I think it's from the early Paleo-Sebenzoid Era.
Lol. Yes... I bet the action is very smooth. It predates the ATS-34 period a little; CPM-FLNT?
Jill is our local river-stalker. A beautiful collection, and there are even a couple of pieces that show similarity of shape to the one found by the OP.
Thanks, Jill.
Yeah, it looks close to the one in the center. Maybe for skinning, scraping bone? I didn't really see much of a pattern until the fourth photo, showing the edge. It's hard to tell. Oceans and rivers can create shapes in stone and minerals that look manufactured... the salt deposits left on the shore of the Dead Sea, in almost perfect crystalline cubes. The fewer the trace elemental impurities, the more exactly they mimic their tightly-packed molecular matrix at the macro scale -- there actually
are straight lines in nature, relative to what's detectable by the human eye. There's video around, of tourists collecting them, like ice-cubes, but glassier. But those do look like tool marks.
These all were found on the Ohio River, within 10 miles of me.
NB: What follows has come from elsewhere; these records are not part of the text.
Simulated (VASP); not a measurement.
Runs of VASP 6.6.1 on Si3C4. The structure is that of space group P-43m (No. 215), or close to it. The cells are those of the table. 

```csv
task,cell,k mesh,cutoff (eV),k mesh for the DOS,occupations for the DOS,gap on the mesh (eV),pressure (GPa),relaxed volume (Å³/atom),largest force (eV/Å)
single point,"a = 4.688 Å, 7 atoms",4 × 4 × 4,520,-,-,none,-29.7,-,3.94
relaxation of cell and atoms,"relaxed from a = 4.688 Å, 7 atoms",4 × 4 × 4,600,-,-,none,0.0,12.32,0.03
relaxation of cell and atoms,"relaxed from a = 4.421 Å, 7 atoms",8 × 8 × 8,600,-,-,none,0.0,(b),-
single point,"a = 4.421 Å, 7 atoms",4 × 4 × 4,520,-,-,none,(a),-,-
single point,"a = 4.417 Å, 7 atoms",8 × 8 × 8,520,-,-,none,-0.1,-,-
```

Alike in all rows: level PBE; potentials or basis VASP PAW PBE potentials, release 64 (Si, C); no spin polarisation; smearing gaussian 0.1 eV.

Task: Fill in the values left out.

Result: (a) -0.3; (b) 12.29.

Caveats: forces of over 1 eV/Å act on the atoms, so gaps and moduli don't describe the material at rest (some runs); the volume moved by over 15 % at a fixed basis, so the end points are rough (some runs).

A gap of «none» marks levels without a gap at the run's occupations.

It's strange they're not particularly valuable -- at least not in North America, since they don't date back that far, 16 000 years, max, and most much earlier (the arrow-heads might only be a few hundred years old). If a Paleolithic tool turns up that radio-carbon-dating places earlier than
that, it would support claims of artifacts dating as far back as 50 000 years B.P. -- another matter entirely. I was also surprised when I first learned that actual Mammoth Ivory was being used on knives -- it seemed to me they should be prohibitively expensive or of great value scientifically... but seeing the sheer tonnage found in places like Siberia, it's not as rare as I assumed.